Matthew Lorenzo test drives a motor home. And rather likes it.
The thing is I normally do football.
Not play it, but talk about it, write about it and make films about it.
But when someone offers you a free holiday in return for a few hundred words, it’s worth expanding the skillset. The last time this happened I’d been offered an island break by a major league PR agency. The island turned out to be the Isle of Wight, which was fun in its own way but not as much as fun as, say, Barbados.
This time the bloke from Lusso rang up. He specialised in trips to places even more attractive than Barbados. And he did road tests of Ferraris and the like. So quite how I ended up in Grimsby being given the keys to a motor home is still cause for concern.
But my wife said it would be fun. Which is why I took Auto-Trail up on their very kind offer.
Steve, the company Development Manager, drove up to reception in something that looked like a cross between a space shuttle and the Ark Royal. My wife said a very rude word and straightaway we were beginning to doubt the bit about fun.
But Steve was very laid back, and spent ten minutes talking us round the vehicle, with its two double beds, luxury living area, TV, cooker, air conditioning, fridge, separate WC and walk-in shower. We struggled to take the briefing in. We could handle the outside bit, but how were going to move the rest?
Steve asked us where we were going first. I was tempted to say “Out of Grimsby,” but mumbled something about having booked a nearby campsite, just so I could get used to the thing – at length and in daylight. Steve had a better idea. As it turned out a much better idea.
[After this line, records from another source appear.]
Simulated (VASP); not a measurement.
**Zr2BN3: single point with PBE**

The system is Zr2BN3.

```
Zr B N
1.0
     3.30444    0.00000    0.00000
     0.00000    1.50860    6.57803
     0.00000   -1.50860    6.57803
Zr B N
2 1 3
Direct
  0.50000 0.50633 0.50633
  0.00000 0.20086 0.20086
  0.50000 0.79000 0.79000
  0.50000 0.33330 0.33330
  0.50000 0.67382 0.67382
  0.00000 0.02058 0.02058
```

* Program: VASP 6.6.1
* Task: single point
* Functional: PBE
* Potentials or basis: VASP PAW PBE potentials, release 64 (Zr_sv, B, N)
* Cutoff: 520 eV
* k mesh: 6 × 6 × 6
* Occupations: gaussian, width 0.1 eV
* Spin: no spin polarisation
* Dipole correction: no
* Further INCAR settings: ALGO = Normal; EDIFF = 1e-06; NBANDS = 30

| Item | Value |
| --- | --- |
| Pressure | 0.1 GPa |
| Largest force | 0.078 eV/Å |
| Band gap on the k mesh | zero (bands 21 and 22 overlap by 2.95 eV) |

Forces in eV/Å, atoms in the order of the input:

He got me to download an app which listed pub car parks as well as campsites. Being near a pub had been one my prerequisites, and so it was that we booked ourselves in Steve’s recommendation, The Crown at Hutton-le Hole, a village I later discovered has been voted one the 20 most beautiful in the country.
Then all I had to do was impress Steve with my ability to drive and wave, not hit another one of his motor homes, and disappear from his view without hitting anything else.
We spent the next two hours nervously making our way up to the Yorkshire Moors via a combination of dual carriageways (easy), country roads (borderline terrifying – at first) and a shopping centre car park (didn’t spot the height barrier and cleared it by all of two millimetres.)
Hutton-le-Hole is a tiny 18th century village built around a stream which runs through a picture postcard valley. Sheep roam freely – they’re cheaper than lawnmowers. And one of them formed the basis of an excellent evening meal. A couple of real ales later we were back in the van, working out how to get the bed sorted. There ls a fair bit of furniture moving, unscrewing and switching to be done but we got the hang of it. She took the double bed downstairs and I clambered into the one that somehow emerged from the ceiling.
The ale might have helped but I slept perfectly. Although Sue had a more fitful night. Mainly because she was wondering when I’d fall off my bed and land on hers.
Rested and anxious to get on the road, I took a shower. If anything, this shower was bigger than one at home. But unlike the one at home, it emptied at least half our water tank in one swift go.
Joanne put us straight on taking on water, and, handily, getting rid of wastewater. She runs the Westgate Carr Farm camp site, our next stop. Set on a farm and surrounded by fields and trees and great views, the site is a haven of peace and quiet. And no shops. Or restaurants. Unlucky really because our provisions comprised two bottles of water and half a packet of Haribo.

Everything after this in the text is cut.